What is “economic abstraction”?

“Economic abstraction”, in the context of blockchain architecture, refers to the idea that a blockchain architecture can be modified to remove the existence of a single native blockchain token (or “coin”). Rather than the protocol requiring use of a particular token, the protocol would allow the use of any one of a potentially unbounded number of tokens.

I am going to cover the case against economic abstraction for:

  • security deposits (and other tokens that are “stakes” in PoS protocols)
  • transaction fees
  • incentives provided through token issuance

Against economic abstraction of security deposits

For clients of the consensus

In any proof-of-stake consensus protocol, the value of the coins that are “staked” or on deposit will determine the economic security of the consensus. Clients may have to make decisions as a function of the amount of economic security of the consensus. Economic abstraction of security deposits makes calculating economic security more difficult, increases the attack surface on the economic security calculation, and reduces economic security.

To calculate economic security in the context of abstraction of security deposits (or staked coins), clients must at least be aware of the effective exchange rate between the different bonded/staked coins. This means that the clients must correctly answer these questions, for each coin:

  • Which exchanges/brokers have significant volume?
  • What is the market depth at these exchanges/brokers?

I will call this process price discovery (though this isn’t usually how the term is generally used, in economics literature). If these coins do not trade against the same assets, then the clients must also know about the exchanges/brokers and corresponding market depths for the “intermediate” assets required to trade between them. Due to economic abstraction of security deposits, clients must engage in extra-protocol price discovery every time they interact with the protocol to safely make an economic security calculation. No matter what their choice of base unit of account.

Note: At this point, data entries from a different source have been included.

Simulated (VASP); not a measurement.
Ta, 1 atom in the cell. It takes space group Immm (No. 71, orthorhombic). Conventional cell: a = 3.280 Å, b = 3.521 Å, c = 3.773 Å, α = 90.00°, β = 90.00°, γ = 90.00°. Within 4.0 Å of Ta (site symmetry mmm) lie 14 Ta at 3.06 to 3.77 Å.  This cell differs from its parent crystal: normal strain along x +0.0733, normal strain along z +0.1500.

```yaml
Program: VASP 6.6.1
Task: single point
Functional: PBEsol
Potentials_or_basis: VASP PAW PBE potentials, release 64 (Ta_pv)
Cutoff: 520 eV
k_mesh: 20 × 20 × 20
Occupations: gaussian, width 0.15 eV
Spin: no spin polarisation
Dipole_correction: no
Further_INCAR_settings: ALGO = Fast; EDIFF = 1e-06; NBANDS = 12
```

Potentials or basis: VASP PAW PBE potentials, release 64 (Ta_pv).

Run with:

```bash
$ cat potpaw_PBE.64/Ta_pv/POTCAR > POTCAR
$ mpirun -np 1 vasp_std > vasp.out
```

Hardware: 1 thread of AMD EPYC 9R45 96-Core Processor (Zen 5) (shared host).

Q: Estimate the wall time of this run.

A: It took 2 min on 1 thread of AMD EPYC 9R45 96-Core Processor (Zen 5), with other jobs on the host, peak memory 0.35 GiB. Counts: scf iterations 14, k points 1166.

Moreover, the attack surface on the safety calculation is higher due to this economic abstraction because economic security calculations are sensitive to the market depths available from any exchange/broker that trades any of the bonded/staked tokens. Finally, this reduces the security of the safety calculation (and therefore of the protocol) because it is easier (or not harder, strictly speaking) to push down the price of any 1 of N of the tokens, than to push down the price of any given fixed token (which could have been the one native token, without economic abstraction).

For clients wanting to place a deposit

Clients wanting to place a security deposit in a system with economic abstraction also have to do price discovery to decide in which token it is most strategic to place on deposit. They also will need/want to consider the price of hedging the volatility in the bonded token, so that they are not exposed to risk that is not correlated with their performance as bonded validators. This complicates the economic calculations that validators must make in order to be sure that they are making a rational decision.

Note that the case against economic abstraction for security deposits is better in the context of a mandatory minimum bond size policy, since the protocol itself will need to do price discovery to compare the relative prices of tokens to determine minimum bond sizes in each token in a fair manner.

Against economic abstraction of transaction fees

In this section, I will assume that the blockchain protocol in question has no mandatory fee policy, and that there is no fee distribution policy. This omission is for the sake of brevity — there is no way that economic abstraction is easier to reason about in the context of either of these policies. Instead I will assume that transaction fees are paid directly from clients to the validator who produced the block from which the transactions were executed.

For validators wanting to accept transactions

Validators must engage in price discovery (for a given token) to decide which fees offered by clients (in that token) are too cheap in price to justify their inclusion in blocks. If they want to maximize their potential to earn revenue, they must do price discovery in every protocol-compliant token that clients are trying to use to pay transaction fees. This makes the validators’ job more complicated.

For clients wanting to make transactions

Clients must query validators directly or by looking at their blocks to discover what prices in what tokens they are willing to accept in the various protocol-compliant tokens. They must then engage in price discovery to decide which tokens to purchase in order to get the best deal on transaction fees, at least if saving the money is worth the effort. This makes client transaction-making logic more complex.

Note that the case against economic abstraction for transaction fees gets better in the context of a mandatory fee policy, since then the protocol itself will need to do price discovery to compare the relative prices of tokens in order to set the required fee for each token in a fair manner.

Against economic abstraction of token issuance

Token issuance is an important part of guaranteeing the economic security of most blockchain protocols that are publicly known today. In the context of economic abstraction every protocol-compatible token must be issued for security.

Insofar as clients must reason about economic security as a function of issuance, they must (at least) do extra-protocol price discovery in order to understand the price of the protocol’s issuance. This complicates client calculations of economic security.

Important notes

This discussion omits discussion of price volatility of and correlation between the various protocol tokens, and of risk-aversion of clients. Each of these factors are important and make the economic security calculation even more difficult and complex.

The attack surface on all of the calculations described above include attacks on the order books of any exchange/broker with non-negligible volume.

Price discovery is extra-protocol reasoning, and in practice (at least in the short term) will involve queries to the Poloniex API. This changes the nature of the trust model of the safe authentication of the economic security of the blockchain protocol.

Conclusion

Economic abstraction, while at first brush seems like an elegant ideal (especially from the point of view of the aesthetics of a computer scientist), will dramatically increase the complexity of the economic calculations of clients and validators.

By increasing the attack surface and changing the trust model of economic security calculations, it reduces security for everyone.

IMHO, economic abstraction is an exceptionally bad idea.